The only reason college grads are moving in with their parents is because they can't afford it, and at least Entitlement Eric pays lipservice to student debt, but he definitely doesn't understand it. His blog has a tag for spoiled kids, but not one for education debt, which currently averages about $28,000 for college graduates. Entitlement Eric has a post where he mentions being able to pay for college (the site makes no mention of his degree) by selling fertilizer during the summer. That's a pretty good gig. In 1980 if you were earning minimum wage you'd have to work 40 hours each week during the summer and 9 hours a week during the school year, so Entitlement Eric was earning somewhere around 50% over minimum wage. These days to pay for tuition, even at an in state school, you need to work 40 hours a week, 48 weeks of the year. (At the University of Denver, that puts you just $600 over tuition.) To pay for $14,000 in tuition with just a 40/hr 12 week summer job, you'd need to earn $29.16 an hour, more than 4x minimum wage. Licensed attorneys are lucky to make that much money.

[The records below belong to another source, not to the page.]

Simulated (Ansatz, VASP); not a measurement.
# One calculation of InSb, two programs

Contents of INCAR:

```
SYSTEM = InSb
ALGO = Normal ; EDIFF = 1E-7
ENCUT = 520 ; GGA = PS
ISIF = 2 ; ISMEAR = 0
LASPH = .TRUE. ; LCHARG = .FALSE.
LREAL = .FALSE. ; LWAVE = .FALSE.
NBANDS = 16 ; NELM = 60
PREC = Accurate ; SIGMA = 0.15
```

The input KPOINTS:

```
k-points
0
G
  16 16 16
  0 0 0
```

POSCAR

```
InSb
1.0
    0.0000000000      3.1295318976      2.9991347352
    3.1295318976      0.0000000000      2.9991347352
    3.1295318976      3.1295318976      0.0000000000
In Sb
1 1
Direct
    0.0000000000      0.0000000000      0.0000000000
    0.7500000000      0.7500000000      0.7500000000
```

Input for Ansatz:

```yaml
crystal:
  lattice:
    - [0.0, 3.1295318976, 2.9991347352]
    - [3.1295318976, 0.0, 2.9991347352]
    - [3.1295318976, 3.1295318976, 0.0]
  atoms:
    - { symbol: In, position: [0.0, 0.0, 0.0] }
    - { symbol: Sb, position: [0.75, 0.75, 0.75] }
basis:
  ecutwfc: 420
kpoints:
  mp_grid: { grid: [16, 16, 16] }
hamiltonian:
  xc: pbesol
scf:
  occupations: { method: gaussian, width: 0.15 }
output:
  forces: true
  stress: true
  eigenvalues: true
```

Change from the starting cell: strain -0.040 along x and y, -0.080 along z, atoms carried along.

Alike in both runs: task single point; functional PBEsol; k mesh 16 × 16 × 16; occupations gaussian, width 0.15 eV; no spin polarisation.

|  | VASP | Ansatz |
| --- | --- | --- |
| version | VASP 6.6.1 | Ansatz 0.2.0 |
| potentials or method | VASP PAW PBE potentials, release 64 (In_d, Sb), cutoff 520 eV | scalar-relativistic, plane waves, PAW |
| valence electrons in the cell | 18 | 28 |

Back in 1980, you'd have to work 1,600 hours at minimum wage to buy a Ford Mustang. Now you need to work about 3,100. An hour at minimum wage would get you between 2.6 and 3 gallons of gas. Now it gets you just under 2. If you want to understand why your low level employees aren't busting ass to raise your profit margins, that's why. Because they're getting screwed, and they know you're part of what's screwing them:


Since 1970, employee productivity has increased by 150%. Hourly compensation has increased by 13%. That new employee you're whining about is more than twice as productive as you were in your first job, and yet he's getting paid about the same amount. And on top of not having his wages reflect how much more he's doing, he's starting life $28,000 in the hole. It takes him more than 2 months worth of earnings just to pay his student loans for the year.

No one who is offering a good job, with a good salary, good benefits, and the chance to advance is having any trouble finding employees who will do the job well and with a good attitude. People like Entitlement Eric and the Shitboomers he sells his tripe to aren't looking to help their employees grow. They're engaged in labor strip mining.

On the job training is now a thing of the past. You're expected to know exactly how to do your job (which is going to be a highly specialized niche) the moment you show up. On top of that, you'll need to know how to do someone else's job, because there used to be two jobs and they're now merged into one, and you'll need at least 5 years experience doing the first job, 3 years experience doing the second job, and you'd better be damned thankful you're being offered $35,000 a year to do it, because the alternatives are turning your job into a part-time position to get around laws requiring the company to offer benefits, and you'll still have to do the same work, just in less time and for $18,000; or it can be turned into a private contractor position which still pays the same, but since you're now self-employed your benefits are gone and your payroll taxes have just doubled, meaning at $35,000 you have a higher tax rate than your boss who's earning $250,000.

You don't have to look past the law firm layoffs of 2008-09 to see labor strip mining in action. Thousands of attorneys, largely first and second year associates, were laid off. The reason was supposed to be a lack of billable work. Yet, under the 1/3-1/3-1/3 model, where an associate is expected to bring in 3x his salary (the other 2xes are overhead and partner profits), a first year earning $160,000 and billing at $300/hr needed to only bill 1,067 hours to cover his salary and share of overhead. Most, if not all the associates let go had billed or were on target to bill well above that number. The profit margin for partners just wasn't high enough. Sack an associate, spread his 1,500 hours over two remaining associates, give them each a $5000 bonus for the increased workload, and the firm's profits jump $120,000.

And that's what happened. As heads were rolling right and left, profits were on the rise. Law firms would say they needed to shore up profits to attract and retain partners with large books of business, but that's just the point. Those mercenary partners (which is almost every BigLaw rainmaker whose name isn't on the door) said it's more important to get their salary above $1 million or $2 million a year than it is to keep junior associates on the job, learning skills, and becoming productive members of the profession, because after all, there'll be a new crop next year to replace them.

Now I know the realist position. That in this economy where you can be replaced at the drop of a Craigslist ad, you'd better show up early, stay late, pick up extra tasks, and smile while doing it. There isn't a member of Gen Y who hasn't gotten that message. It's the Shitboomers who need a lesson on attitude, and if I may paraphrase Leo McGarry:

Now, we have an economy, and it is tough and it has to be taken advantage of its and right to take advantage of it. But we do not strut ever.